From being the weakest of little girls She went her own way And found happiness On her own terms
From a distance we could all see the soft smile That came across her grief stricken face We all noticed the straightening of her shoulders And how peace had filled her being The strongest of people you could wish to know
But then she heard the voice of sorrow sobbing A voice that ached of pain The one she hoped to never hear again From his dark and lonely hiding place The creature called her name
Now from a distance no-one dares see The pain that darkens her eyes And her quivering lip goes unnoticed Yesterday she had looked ten years younger From a distance no-one saw her torment
A girl alone Not willing to go on Not willing to speak up
The consecutive incurrence of joy and grief indicated by the girl's visage is enrapturing... especially as none but the author, and thus, the readers, can detect it. The poem has been also enhanced by the rhythm of the poem (as i read it and say it aloud in my mind, i find it riveting). It explains quite like a prose, but thanks to the lovely rhyming put to it, it's framed as a wonderful poem. It is specially sad when it concludes with a lonely girl who has for such a long time, persevered blissfully, but not enough to lead a thoroughly genial and happy life.

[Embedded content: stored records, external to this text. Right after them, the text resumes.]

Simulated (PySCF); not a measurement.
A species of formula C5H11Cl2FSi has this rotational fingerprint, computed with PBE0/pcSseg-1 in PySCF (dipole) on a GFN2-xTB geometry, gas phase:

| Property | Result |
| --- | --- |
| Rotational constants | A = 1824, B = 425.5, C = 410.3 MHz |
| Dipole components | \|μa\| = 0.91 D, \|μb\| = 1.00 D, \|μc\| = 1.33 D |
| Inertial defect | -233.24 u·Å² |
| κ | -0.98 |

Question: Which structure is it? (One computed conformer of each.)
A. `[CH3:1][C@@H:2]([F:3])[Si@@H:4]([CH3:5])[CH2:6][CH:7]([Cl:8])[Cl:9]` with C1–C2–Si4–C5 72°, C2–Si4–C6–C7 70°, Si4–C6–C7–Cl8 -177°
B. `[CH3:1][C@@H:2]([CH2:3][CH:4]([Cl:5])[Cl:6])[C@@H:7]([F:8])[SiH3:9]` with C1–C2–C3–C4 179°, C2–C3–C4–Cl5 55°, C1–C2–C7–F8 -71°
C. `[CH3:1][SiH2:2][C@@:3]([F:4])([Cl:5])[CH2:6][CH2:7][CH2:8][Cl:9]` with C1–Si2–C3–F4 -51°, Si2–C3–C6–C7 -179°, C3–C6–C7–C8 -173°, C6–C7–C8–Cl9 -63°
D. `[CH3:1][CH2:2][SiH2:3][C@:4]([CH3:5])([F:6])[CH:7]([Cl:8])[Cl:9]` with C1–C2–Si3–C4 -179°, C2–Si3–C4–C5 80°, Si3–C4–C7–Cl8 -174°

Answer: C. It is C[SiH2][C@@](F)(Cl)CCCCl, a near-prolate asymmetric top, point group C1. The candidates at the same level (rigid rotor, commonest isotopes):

This is haunting and cautionary. I really like your style and tone, its simple but so potent. You didn't need expensive words or rhymes. Thank you for the the great work
I love this one! so sad i can feel the pain. I enjoyed this very much. your such an amazing writer to take a complex situation and word it in a way that opens the mind and thoughts of the reader! you Sir...are the brilliant one..
Wow. I did not expect the ending at all. It’s wonderful. I love the way it has a twist to it. This is the first poem I've read that’s unpredictable and I mean that as a compliment.
"A girl alone
Not willing to go on
Not willing to speak up
We should have looked a little closer"
The ending is great. It’s straight to the point and so effective. Once I was done reading it, my mind lingered on those last lines. I almost felt like I should have looked a little closer. You brought this to life for me.